Useful Analogies
February 10, 2004
Now that we're in the last few months of the Era of Pop-Ups on the web, I'm kind of curious what the annoying ad format means. I think pop-ups are distinct from pop-unders; The ones appearing behind your browser seem more like a slime trail left by aggressive advertisers, whereas those first X10 ads always seemed somewhat more invasive.
It seems to me that pop-ups should be analogous to the tear-out cards in magazines, a form of promotion that calls attention to itself and is intrusive but somehow doesn't seem to be against the "rules" of the medium. Yet everyone I speak to thinks pop-ups are damn near offensive and has no problem plucking all the tear-outs from a magazine or simply ignoring them while reading. Even accounting for the learning curve that some users will have just figuring out how to close these windows, there's a visceral reaction that I find fascinating.
Why is our experience of pop-ups on the web qualitatively different than other forms of intrusive advertising?
Previously: I've got the urge to kill
Next: While we weren't looking
Jason Wall
Perhaps its because there are so many of them, and unlike a card between magazine pages, they obscure what you’re reading, and take up bandwidth, wasting your time.
ripples
‘Cos we consider the Internet as the most personal and customized medium and can’t bear to see that this small, imaginary world being intruded upon by strangers!
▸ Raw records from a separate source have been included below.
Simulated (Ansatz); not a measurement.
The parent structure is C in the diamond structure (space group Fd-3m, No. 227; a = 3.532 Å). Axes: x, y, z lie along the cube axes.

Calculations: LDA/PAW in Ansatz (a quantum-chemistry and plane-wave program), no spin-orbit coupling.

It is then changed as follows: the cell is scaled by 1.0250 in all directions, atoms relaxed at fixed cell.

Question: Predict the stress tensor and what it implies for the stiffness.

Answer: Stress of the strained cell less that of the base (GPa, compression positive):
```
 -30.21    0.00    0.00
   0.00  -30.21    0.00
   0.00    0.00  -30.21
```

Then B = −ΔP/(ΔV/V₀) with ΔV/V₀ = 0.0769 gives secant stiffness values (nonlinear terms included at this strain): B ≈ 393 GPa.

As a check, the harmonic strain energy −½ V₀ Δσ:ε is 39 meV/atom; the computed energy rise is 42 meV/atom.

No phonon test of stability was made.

‘Cos closing these pop-ups require great skill with the mouse, a slight inaccuracy in aim might crop up 1000 other ones!
Jeremy
We hate popups because they obscure more than just a small portion of the screen. We also hate them because traditionally killing one may spawn a hundred more. Some of the popups may have been bearable. But the cascade of terrible ones ruined it for the ones who used them correctly. I personally just don’t feel like taking the risk of a crashing my computer by allowing unsolicited popups to spawn. The Magazine cards can’t spawn more cards when you pull one out. They dont reappear when you tear it out. They don’t expand when you look at em to fill your whole screen. Popups were infinitely more invasive than a magazine card.
Meri
I think that there are different reasons for different types of computer user:
Those less comfortable with computers in general are scared that something has gone wrong, or feel they have lost control, when a pop-up appears
Those completely in control of their computers find it offensive when someone takes control from them and displays them something without asking nicely
I think it is the mere action of the pop-up that makes it so much more despicable than annoying.
raj
Interesting.. I hadn’t thought about pop-ups for quite a while.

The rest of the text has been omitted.